Natuzzi grows gross margin in Q3

Italy
Published:  30 November, 2021
Credit: Natuzzi

The Italian premium leather furniture maker and tanner reported a gross margin of 36% in the third quarter of the 2021 financial year, up from 32.5% in the same period in 2020 and 28.7% in 2019.

Invoiced sales increased by 20.7% in the third quarter against 2020 results, and 15.6% against 2019, though the business saw an operating loss of €0.4 million (US$454,680), matching the result in Q3 2020, but down from a loss of €8.7 million (US$9.9 million) in 2019.

CEO Antonio Achille said: “We ended the quarter with two important messages. On one hand, demand for our products remains strong, as it increased sequentially compared to the prior quarters of the year and is up double-digit both versus 2020 and 2019.

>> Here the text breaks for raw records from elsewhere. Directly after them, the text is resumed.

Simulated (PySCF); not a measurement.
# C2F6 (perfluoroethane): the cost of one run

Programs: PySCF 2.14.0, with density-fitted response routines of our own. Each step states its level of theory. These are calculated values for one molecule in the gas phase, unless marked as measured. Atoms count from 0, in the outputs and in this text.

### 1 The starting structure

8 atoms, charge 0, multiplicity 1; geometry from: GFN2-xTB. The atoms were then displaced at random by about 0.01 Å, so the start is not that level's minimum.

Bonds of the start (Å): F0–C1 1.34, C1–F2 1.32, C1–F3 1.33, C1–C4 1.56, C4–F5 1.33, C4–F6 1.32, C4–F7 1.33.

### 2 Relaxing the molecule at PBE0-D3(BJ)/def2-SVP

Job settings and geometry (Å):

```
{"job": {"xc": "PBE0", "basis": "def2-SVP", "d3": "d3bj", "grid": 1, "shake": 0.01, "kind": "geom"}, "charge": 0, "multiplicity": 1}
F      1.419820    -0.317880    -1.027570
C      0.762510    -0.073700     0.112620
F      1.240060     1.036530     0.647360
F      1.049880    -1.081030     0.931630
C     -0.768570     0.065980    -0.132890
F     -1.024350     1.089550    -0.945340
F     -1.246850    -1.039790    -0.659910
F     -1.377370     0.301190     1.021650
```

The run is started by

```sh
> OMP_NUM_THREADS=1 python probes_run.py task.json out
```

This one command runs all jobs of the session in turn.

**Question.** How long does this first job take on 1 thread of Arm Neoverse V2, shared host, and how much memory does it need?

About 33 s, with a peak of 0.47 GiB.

“As we are nine months into the year, written orders continue the positive trajectory across all the main geographies of our business. Also, the quality of our sales keeps improving with 87% of invoiced sales coming from branded products compared with 79% in 2019 same period.”

However, supply chain disruptions continue to be a problem. Costs were significantly affected by the “generalised inflationary environment”, but a decision to implement additional price increases resulted in a gross margin improvement.

Meanwhile, production delays caused an increase to the company’s backlog of around €21 million (US$24 million), or by 23%, in the third quarter compared with the end of the second quarter, leading to a total backlog of €110.4 million (US$125 million) at the end of third quarter, most of which is concentrated in Natuzzi’s Italian and Romanian operations.

Furthermore, the management of incoming orders has required that the company incur approximately €8 million (US$9 million) of cash outlays for purchasing raw materials, semifinished goods and operational expenses that were not mirrored by the relevant revenue in the third quarter.

In addition, rising prices for overseas freight, especially for the Far East and North American routes, have generated €5 million (US$5.7 million) of additional transportation costs during the quarter for the company.

In order to mitigate these effects, the Natuzzi supply chain team has been implementing a series of stabilising initiatives including:

  • Working with long-lead time vendors to anticipate the shipping of supplies with respect to the scheduled week of delivery
  • Increasing factory output
  • The “Fabbrica Italia 4.0” industrial program, which aims to improve the efficiency of the group’s Italian operations
  • Hiring 60 additional workers in Romania
  • Setting up an industrial programming system that prioritises the completion of those written orders for which the company has immediate availability of semi-finished goods to expedite final deliveries to customers
  • Finally, the company is accelerating its outsourcing program in Mexico to support the acceleration of the commercial development of the North American market.